I’m not sure I kept track of everyone in this intriguing link but it makes interesting reading. Discussing it here would be complicated, the link has to be read in full.
If the possibility is actually fact, it makes me wonder if Edward IV married someone else – as well as Eleanor Talbot and Elizabeth Woodville! Anything’s possible with him. Perhaps he was as liberal with his promises of marriage as he was with his physical favours!
i know the topic on the face of it appears frivolous, how many worthless promises did Edward make to how many gullible court (or hopeful) ladies but it isn’t, it cost his children their legitimacy and everything that went with it, and very possibly it was enough to push Edward to commit fratricide IF Edward believed that George knew too much and IF Edward believed his brother would do something with that information. As Annette C has noted, George was executed for all the things he had been pardoned for, and not just in private, but in the public sphere as well. So I do not consider the question idle gossip or an exercise in hopeless speculation.
If we cannot know exactly the acts of Edward then we have the reactions of those around him and that in itself can describe the events we are investigating – just as we may not see Edward but only his shadow on the wall. I use this tactic with Richard all the time (because as we all know everything seems to be missing! I recently read that we have some 20 letters from de Vere to the younger Paston alone; good grief, 20? I would give my left arm to have 20 letters from Richard to anyone about anything!)
So, here we go, I ignore the likes of More (and even Mancini here, who had his info from god’s know where, maybe Argentyne, maybe bored law clerks, who knows?) but it is significant that both Commynes and Louis XI considered Edward lascivious in the extreme, not just intemporate but unable to control himself. For Commines it was first hand knowledge and observation, and while he undoubtedly passed his observations on to LXI the French king had no lack of spies (and they came in all manner: clerics, diplomats, soldiers, women at court, servants, basically anyone could be put into such service) and LXI also knew something about sensual excess as he was himself at one time prone to sexual promiscuity.
Much as we know the austerity manner and opinion of the newly chaste (or now non-smoker lol! I have a couple i my family) LXI knew far more about Edward’s habits and nature than I think the King knew about himself, and he considered it a weakness he could exploit and certainly feel superior about. Just consider his letters to his counselors during the 1475 Picquigny mess, LXI did NOT have the funds for that kind of ‘tribute’ payoff to Edward. But LXI was never a one prong offensive tactician, he used multiple strategies, and in this case, having the English troops, bored already, get drunk at Amiens on his overflowing wine, not to mention the available ladies, was sufficient distraction for Edward, who should have felt shamed by his men’s complete lack of conduct and self-control. Suddenly, it was more important to get the troops out of Amiens, out of France, and Louis would just send the tribute funds. (After he figured out how to raise the money)

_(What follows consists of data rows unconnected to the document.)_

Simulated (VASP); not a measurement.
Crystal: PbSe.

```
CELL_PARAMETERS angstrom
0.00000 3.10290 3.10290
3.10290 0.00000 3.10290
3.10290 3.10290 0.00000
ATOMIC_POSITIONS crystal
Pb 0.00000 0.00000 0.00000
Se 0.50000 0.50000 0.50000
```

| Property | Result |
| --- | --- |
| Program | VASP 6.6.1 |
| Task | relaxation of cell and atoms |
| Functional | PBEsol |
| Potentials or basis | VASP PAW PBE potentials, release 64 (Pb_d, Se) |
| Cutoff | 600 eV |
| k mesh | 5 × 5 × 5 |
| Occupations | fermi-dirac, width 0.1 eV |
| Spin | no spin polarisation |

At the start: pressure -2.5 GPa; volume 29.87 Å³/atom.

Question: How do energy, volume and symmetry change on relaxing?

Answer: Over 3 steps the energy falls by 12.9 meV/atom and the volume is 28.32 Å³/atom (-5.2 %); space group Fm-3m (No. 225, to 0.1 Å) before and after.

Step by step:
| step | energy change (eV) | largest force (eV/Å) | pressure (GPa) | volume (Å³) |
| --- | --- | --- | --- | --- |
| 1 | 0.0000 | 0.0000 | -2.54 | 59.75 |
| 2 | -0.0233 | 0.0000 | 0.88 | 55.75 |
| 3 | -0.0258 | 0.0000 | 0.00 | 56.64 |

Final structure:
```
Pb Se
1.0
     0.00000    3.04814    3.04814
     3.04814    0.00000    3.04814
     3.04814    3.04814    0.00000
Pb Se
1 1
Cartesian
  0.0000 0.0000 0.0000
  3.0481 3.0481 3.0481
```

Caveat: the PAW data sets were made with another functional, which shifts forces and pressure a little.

I have come to trust the judgement of a LXI, as odious as he was, because while he purported to be pious (he had been tediously dying for years and years) alone of the political leaders of his age Louis was brilliant, I can not take that from him, and he was transparent. His sole goal was reunifying France to the borders it had once had, before the utter disaster that was the Hundred Years War, and if he had to murder, cheat, steal , poison, defraud or lose his soul he was willing to do it. When you have a single minded adversary like that Edward should have run rings around Louis, instead, LXI ran rings around E4, because E4 could not see past the ledger sheet (the chronic lack of funds was not all his fault, H6’s government left him with ghastly debts) and the ladies.
As to E4 promising marriage – well, before 1464 that was entirely plausible, in his “youth” his parents may have considered someone of the social status of a Eleanor Talbot, his equal (and her parents made a hash of her marriage, just saying, her sister made the sort of marriage Eleanor SHOULD have had, and why is one question I would pursue if I had time) but York and his duchess, but the 1450’s, either were no longer in a position to consider a prime marriage for him or felt that they could wait. Their daughter Anne’s marriage cost them dearly, but it got them was the likely heir to the throne as H6 had none of his own body- that Anne and Exeter despised each other was irrelevant.
Isabella of Castile was insulted to be passed over, and the duchess York nearly manic at the news about Elizabeth Woodville, and no doubt most of the Continent snickered but Edward may well have HAD to marry someone like EW, and I see the hand of her mother in the entire arrangement. Jacquetta was herself a veteran of an illicit, socially unacceptable affair with her husband’s chamberlain, and while I myself believe it was also a genuine attraction on their part and maybe even love, she handled the entire transfer from one social sphere to another one with such assured poise that it wouldn’t have taken much before she caught wind of the rumours of Edwards’ many alliances and knew just how to exploit him and them. – I’ll put it this way: Edward could never have married Isabella or any other ‘high status’ bride, they have too many devoted investigators who would find any shred of scandal – if he had a dozen bastards, no problem, if he has ONE mistress who tells them yes I married him with a priest it is OVER. And I am saying Jacquetta had better intel than we do.
She also knew not one of these women, and some may have been just playing happy bride with Edward and knew it mean nothing, but not one would ever question Edward and Elizabeth when she was presented, no one would come forward, why would anyone? And look like an idiot, when behind you are three more all claiming the same thing?
Where Jacquettta may have gotten a surprise was the one who wasn’t “to type” – the one who also didn’t fit the mold of who she expected to find – the Eleanor Talbot type. Someone socially far above her own daughter and someone who was willing or wanted to keep quiet.
For myself I find it impossible to believe that Edward’s immediate family did not know about most of these meaningless excesses – and even about Eleanor Talbot, or Boteler as they would have known her. Certainly Warwick knew, and George, and if they knew so did Louis XI. Very probably so too did Margaret and Richard and without wanting to, so too would the duchess Cecily have known something like an Eleanor had happened. Edward had one glaring weakness, not food, not gambling or a mania for war (like Charles the Bold/Rash) but excess with women. It could have been just a need to be adored, and if he chose women who were naturally affectionate and good natured (I’m thinking of ‘Jane Shore’) the amateur psychologist in me is saying it wasn’t about sex with Edward but a craving for attention and tenderness that a sybaritic personality can have.
well, I could go on but I won’t! sorry it took so long to say I put it all on Jacquetta Woodville, she outfoxed her family from sticking her with another old codger for a husband and he definitely outfoxed a 22 year old stud into believing he was damaged goods with his “past” and found a way to marry off a small army of children in the process!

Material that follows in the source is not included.